The 2019 CITES meeting taking place in Geneva from 17 to 28 August is concerned with the extinction of species, and so is this web site. Every week this page adds articles from the press and scientific literature to our Environment Watch section – a valuable information bank on climate change, loss of biodiversity, pollution, and some possible solutions. Please access the links provided here.
In an astonishing scientific report it is calculated that although humans account for only 0.01% of all life on earth, we have caused the extinction of 83% of mammals.
There is no longer any doubt that global heating is caused by human activity, and a recent scientific report from the US (a major source of global heating emissions, which has announced its departure from the Paris climate accords) shows that planetary heat trapping gases broke record levels last year.
Extinctions continue. Almost all giant river fish (97% since 1970) are now extinct.

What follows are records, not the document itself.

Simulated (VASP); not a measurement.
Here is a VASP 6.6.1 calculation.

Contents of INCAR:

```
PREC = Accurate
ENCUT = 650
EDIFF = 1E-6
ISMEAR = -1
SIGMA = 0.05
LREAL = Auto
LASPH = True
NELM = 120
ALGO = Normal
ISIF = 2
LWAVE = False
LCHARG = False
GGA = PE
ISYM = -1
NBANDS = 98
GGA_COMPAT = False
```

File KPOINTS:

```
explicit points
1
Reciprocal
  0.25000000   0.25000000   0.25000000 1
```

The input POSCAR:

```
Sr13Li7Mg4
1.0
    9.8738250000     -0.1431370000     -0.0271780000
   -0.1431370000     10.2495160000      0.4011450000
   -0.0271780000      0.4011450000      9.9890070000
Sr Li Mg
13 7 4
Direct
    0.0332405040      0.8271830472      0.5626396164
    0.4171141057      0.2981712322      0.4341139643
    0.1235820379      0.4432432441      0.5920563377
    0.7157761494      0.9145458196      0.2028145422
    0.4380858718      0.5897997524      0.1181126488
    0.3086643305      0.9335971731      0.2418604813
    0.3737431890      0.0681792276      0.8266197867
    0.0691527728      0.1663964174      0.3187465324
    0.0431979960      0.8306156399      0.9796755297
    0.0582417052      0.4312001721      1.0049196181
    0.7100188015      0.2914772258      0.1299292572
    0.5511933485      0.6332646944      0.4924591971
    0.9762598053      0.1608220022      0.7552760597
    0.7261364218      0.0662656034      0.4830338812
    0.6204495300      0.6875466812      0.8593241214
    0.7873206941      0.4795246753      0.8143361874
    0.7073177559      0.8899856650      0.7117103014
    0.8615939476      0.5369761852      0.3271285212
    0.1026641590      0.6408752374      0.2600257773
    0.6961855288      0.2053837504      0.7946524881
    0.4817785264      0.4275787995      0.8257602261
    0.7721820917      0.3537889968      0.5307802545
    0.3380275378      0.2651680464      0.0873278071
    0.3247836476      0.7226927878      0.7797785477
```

From the Arctic to the Antarctic, melting ice threatens to raise temperatures further in a runaway global heating scenario, because ice reflects sunlight, keeping temperatures down. While the burning of fossil fuels increases greenhouse gases, the US Secretary of State sees opportunities for increased fossil fuel extraction from the Arctic thanks to the melting of sea ice. Saner counsel comes from Norway, a previous major oil producer, which is now divesting from fossil fuels.
While CITES debates which animals to place on which appendix, wildfires continue to rage and glaciers melt. We need to conserve and protect rhinos, elephants and many rare species, but the mass extinction of insects and the hourly destruction of forests are without doubt pressing concerns on the minds of those attending the meeting.
We humans have created the problem. We must fix it.